It sounds like some sort of cool dating app, and to college football scouts, it kinda is.
The acronym, which stands for Speed, Power, Agility, Reaction and Quickness, is a formula used by college athletic programs in order to figure out which players they should court. Known as the “SAT for high school athletes”, players from all over the country are put to the test, doing drills like the 40-yard dash, power ball toss and a vertical jump, and in the end they get a score that is supposed to give a good idea of overall athleticism.
Paso Robles senior running back Christian Erickson was put through the SPARQ test this off season at the Nike+ Football The Opening Rating Day Los Angeles event held at Veteran’s Memorial Stadium in Long Beach this February.
His numbers were off the charts.
Out of more than 1,600 athletes, his SPARQ score of 102.57 finished in the Top 5.
Measuring 5-foot-11 and around 220 pounds, Erickson ran a 4.75 40-yard dash, a 4.52 shuttle run and logged a 31.6 inch vertical leap. He can also squat 505 pounds and bench press 375 pounds.
The numbers only reaffirm what anyone who has watched Erickson play already knows. Erickson has been running over defenders and racking up yards like crazy since he burst onto the scene his sophomore year. In two seasons, he has rushed for more than 3,100 yards and 29 touchdowns and averaged 165 yards per game.
In the final game of Paso Robles’ 2015 season, Erickson put the team on his back — carrying the ball 38 times for 320 yards and three touchdowns in a 35-34 playoff loss to Lompoc.
“It was tough, but I just wanted to win,” Erickson said last week. “I will do anything to win.”
Erickson will bring his freakish athleticism to the defensive side of the ball this season to do just that — turn around a program that finished with a 5-6 record last season.
“I played defense a lot when I was younger,” Erickson said. “Before I got into high school, that’s pretty much all I did. It took a while, but then it’s just like riding a bike.”

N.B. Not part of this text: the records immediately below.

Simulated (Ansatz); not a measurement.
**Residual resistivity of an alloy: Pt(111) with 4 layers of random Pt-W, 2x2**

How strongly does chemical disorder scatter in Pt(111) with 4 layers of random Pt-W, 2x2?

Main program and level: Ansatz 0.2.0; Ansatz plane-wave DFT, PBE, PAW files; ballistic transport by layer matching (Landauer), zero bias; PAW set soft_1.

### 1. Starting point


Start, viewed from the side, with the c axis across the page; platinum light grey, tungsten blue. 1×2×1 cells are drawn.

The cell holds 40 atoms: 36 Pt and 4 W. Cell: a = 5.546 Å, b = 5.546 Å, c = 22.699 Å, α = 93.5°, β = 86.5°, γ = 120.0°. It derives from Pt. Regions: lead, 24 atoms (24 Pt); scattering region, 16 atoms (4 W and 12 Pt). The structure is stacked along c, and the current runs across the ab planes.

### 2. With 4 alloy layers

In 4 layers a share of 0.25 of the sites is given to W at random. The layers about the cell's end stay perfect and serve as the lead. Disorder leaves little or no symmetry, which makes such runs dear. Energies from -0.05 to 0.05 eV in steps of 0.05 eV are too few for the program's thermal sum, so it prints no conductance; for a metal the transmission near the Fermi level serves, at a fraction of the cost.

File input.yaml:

“It’s a lot more fun hitting people than getting hit.”
Erickson will bolster a defense that struggled against top teams in 2015. In six losses, Paso Robles gave up an average of 37.5 points.
“With him on defense, it adds another force,” senior linebacker Mark Armstrong said. “It pretty much shuts off half the field. If someone sees him over there, they are not really going to want to run towards his side and they are forced to run back to the other 10 of us.”
Paso Robles head coach Rich Schimke, who has used players on boths sides of the ball more frequently in recent years, said there’s a good chance Erickson will play more defense than offense in 2016.
“When you have a dynamo like Christian — there’s only 10 games not 162 season like baseball — we gotta get him out there and utilize his talents as much as possible,” Schimke said.
Erickson will be used all over the field on defense, filling a kind of hybrid safety/linebacker role made popular by NFL stars like the Denver Broncos’ Von Miller and Pittsburgh Steelers’ Troy Polamalu.
“We are having a hard time blocking him in practice,” Schimke said.
Erickson will still get his yards on offense and will be needed to take the pressure off first-year starting quarterback Steven Schouten. But Schimke doesn’t want every game to be like the last game against Lompoc.
“You can hand the ball off to Christian 40 times, it wins games, but at the same time if there are other guys out there that can make plays, and Stevie can make plays,” Schimke said. “We are going to make the defense be honest.”
Schouten was the backup quarterback for Justin Davis last season as a junior and led Paso Robles in receiving yards and touchdowns (676 yards, 7 TD) last season.
“Having Stevie it’s really nice because, say everyone is covered, he can just pull it down and run,” Erickson said. “That’s something that we haven’t had in the past couple years,so that adds a whole new layer to our offense.”
Erickson’s presence on defense also adds a new, scary layer for opposing offenses.
His SPARQ scores paired with his gaudy stats have already generated buzz and drawn interest from the San Jose State and Fresno State football programs. And they likely won’t be the last Division 1 programs to court The Beast of North County.